WHERE COORDINATION MATTERS MOST

How exactly do the Department of Health (DOH), Department of Social Welfare and Development (DSWD), and Department of Education (DepEd) coordinate?

Does the DOH ensure that local health units work with schools to deliver nutrition education and feeding programs?

Does DSWD link its 4Ps (Pantawid Pamilyang Pilipino Program) beneficiaries to livelihood opportunities that improve family food security?

And what about non-government organizations (NGOs)?

Many NGOs have deep experience in community nutrition, but are they getting the institutional and financial support they need?

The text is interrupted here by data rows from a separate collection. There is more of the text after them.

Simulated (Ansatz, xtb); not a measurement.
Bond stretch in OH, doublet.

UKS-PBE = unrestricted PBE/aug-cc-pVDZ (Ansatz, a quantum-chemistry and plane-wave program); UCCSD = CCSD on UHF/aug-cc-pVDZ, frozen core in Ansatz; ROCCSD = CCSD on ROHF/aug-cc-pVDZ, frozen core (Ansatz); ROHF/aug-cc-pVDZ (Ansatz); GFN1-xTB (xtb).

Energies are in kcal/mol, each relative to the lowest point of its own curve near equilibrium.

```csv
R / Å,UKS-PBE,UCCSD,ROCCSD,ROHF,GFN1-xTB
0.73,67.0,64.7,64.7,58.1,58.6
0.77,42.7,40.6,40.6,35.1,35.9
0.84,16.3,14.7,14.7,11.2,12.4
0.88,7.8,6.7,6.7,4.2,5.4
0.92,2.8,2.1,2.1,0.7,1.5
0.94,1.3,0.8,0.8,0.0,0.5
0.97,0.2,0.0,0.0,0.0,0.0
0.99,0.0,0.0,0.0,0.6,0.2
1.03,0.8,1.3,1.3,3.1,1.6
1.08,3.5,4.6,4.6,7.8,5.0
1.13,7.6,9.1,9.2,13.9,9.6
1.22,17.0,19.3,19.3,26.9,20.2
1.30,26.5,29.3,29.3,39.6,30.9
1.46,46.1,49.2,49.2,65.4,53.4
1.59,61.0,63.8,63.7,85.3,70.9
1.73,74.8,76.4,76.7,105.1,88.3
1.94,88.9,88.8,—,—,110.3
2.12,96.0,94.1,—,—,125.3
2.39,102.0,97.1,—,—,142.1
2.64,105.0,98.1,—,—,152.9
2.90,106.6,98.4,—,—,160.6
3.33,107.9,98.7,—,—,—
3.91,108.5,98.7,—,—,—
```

We must remember that the root causes of stunting go beyond hunger. Poor families often rely on cheap, calorie-dense but nutrient-poor food. Clean water and sanitation are still inadequate in many barangays. And even when nutrition knowledge is available, the lack of access to livelihoods keeps families trapped in cycles of malnutrition.

A COMMUNITY-BASED APPROACH

The best solutions are often local. At the barangay level, nutrition councils should be activated and properly funded. Each council can coordinate five key pillars:

Nutrition– Promote breastfeeding, micronutrient supplementation, and dietary diversity.
Health – Ensure prenatal care, growth monitoring, and deworming services.
Livelihood – Connect families to backyard gardening, aquaculture, and food-related enterprises.
Education – Train barangay health workers and parents on child care and development.
Governance – Use data-driven tools to track progress and mobilize local resources.

This approach goes beyond charity — it empowers communities. Imagine community kitchens that also serve as nutrition learning centers. Imagine composting and food waste recovery programs that feed community gardens. Imagine mapping local biodiversity to promote native, nutrient-rich crops instead of imported food products.

TREAT STUNTING AS A NATIONAL EMERGENCY

If Indonesia treats stunting as a development crisis, we should do the same. Stunting reduction should not sit quietly under the DOH’s nutrition division — it should be elevated to the Cabinet level, under a coordinating body that links human development, poverty reduction, and food security.

When we think of stunting only as a health issue, we limit our solutions to vitamins and feeding programs. But when we think of it as a human development issue, we begin to see how stunting connects to income, education, sanitation, and governance.

MY SUGGESTION

Let us assign stunting reduction to a Coordinating Minister for Human Development — someone who can align the efforts of DOH, DSWD, DepEd, Department of Agriculture (DA), and local government units, and who can also engage the private sector and civil society.

Let us make the fight against stunting not just a program, but a national mission. Because no nation can rise to its full height when its children cannot.